# Solving 2 planes with a line?

1. Nov 15, 2004

### Physics is Phun

How would you go about finding cartesian equations of intersecting planes when you have the vector equation of the line they intersect at. THere in obviously an infinate number of solution. The catch is that all the x,y,z values of the planes normals must not be 0.
So I was thinking you but the lines equation into parametric for then from that you can put it into a matrix, then you can somehow "unsolve" it (at the moment in our geometry class we have learned how to solve systems using the matrix but this seems to be the reverse.) One of my friends did this problem that way and it seems to work but I was wondering if there is something else that I should be doing.

thanks

2. Nov 15, 2004

### Physics is Phun

anyone? I can give you the specific example, but I wanted to keep this general as not to put it in the homework section.
here it is. r= (2,-1,0) + t(4,5,1) remember, all the components of the normals are non-zero values.

3. Nov 16, 2004

### Muzza

In the abscense of further requirements... Choose any two non-parallel vectors. Take the cross product of each with a vector that is parallel to the line. The resulting two vectors can be used as plane normals. You can then find the equations of the planes if you know a point on the line.
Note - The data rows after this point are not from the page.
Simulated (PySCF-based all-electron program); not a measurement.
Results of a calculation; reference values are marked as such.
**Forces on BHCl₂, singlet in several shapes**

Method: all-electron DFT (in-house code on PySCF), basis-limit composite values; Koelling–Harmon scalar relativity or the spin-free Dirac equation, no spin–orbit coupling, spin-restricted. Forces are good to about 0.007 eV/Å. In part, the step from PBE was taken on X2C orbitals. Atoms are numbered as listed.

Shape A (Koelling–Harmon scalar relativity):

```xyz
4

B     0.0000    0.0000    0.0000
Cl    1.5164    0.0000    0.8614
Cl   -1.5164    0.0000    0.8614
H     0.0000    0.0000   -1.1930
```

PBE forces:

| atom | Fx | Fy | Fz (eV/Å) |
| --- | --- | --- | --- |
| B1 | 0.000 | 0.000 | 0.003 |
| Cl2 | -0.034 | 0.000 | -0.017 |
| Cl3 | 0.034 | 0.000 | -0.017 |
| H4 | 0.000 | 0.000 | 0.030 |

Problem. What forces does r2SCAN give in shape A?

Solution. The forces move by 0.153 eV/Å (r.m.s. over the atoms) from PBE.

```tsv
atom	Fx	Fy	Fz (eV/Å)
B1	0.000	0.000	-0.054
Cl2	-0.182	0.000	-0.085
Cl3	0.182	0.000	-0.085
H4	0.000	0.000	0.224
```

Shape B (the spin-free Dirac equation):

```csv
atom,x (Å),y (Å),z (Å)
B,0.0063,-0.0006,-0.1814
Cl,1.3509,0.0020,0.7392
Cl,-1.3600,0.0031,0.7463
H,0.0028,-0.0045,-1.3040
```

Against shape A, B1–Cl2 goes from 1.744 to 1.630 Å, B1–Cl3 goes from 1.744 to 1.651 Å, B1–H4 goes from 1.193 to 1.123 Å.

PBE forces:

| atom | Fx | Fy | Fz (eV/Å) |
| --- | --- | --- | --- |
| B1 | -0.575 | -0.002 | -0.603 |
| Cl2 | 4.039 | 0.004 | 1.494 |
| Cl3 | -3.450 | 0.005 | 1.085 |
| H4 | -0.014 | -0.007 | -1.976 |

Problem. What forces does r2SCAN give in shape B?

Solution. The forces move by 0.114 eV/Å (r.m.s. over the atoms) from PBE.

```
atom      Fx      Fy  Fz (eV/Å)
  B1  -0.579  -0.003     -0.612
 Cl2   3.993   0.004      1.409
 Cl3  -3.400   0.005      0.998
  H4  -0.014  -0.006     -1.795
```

For the example you gave, you could choose the first vector as (1, 2, 3), giving a plane normal (4,5,1) x (1,2,3) = (13, -11, 3). The equation for a plane with (13,-11,3) as a normal is 13x - 11y + 3z + d = 0, this plane must include the point (2, -1, 0), so we take d = -37.

Take the second vector to be (1, 2, 4), giving the normal (4,5,1) x (1,2,4) = (18, -15, 3). The plane's equation is 18x - 15y + 3z - 51 = 0.

4. Nov 16, 2004

### Physics is Phun

but how do you know the vectors (1,2,3) and (1,2,4) are on the plane?

5. Nov 16, 2004

### NateTG

Let's say you've got some nonzero vector $$<A_1,B_1,C_1>$$ then take some non-parralel, non-zero but otherwise arbitrary vector $$<A_2,B_2,C_2>$$.

Then let
$$\vec{v}_1=<A_1,B_1,C_1>\times<A_2,B_2,C_2>$$
and
$$\vec{v}_2=<A_1,B_1,C_1>\times \vec{v}_1$$

From the properties of the cross product those two vectors are perpendicular to each other, and perpendicular to your original vector. Then if
$$\vec_{v}_1=<x_1,y_1,z_1>$$
the equation
$$?=x_1x+y_1y+z_1z$$
represents a plane parralel to the line since it is normal to $$\vec{v}_1$$(you'll have to solve to get the appropriate "?" and use a similar technique for finding the other plane.

6. Nov 17, 2004

### Muzza

I don't - they're not on the plane, they're just parallel to their respective planes.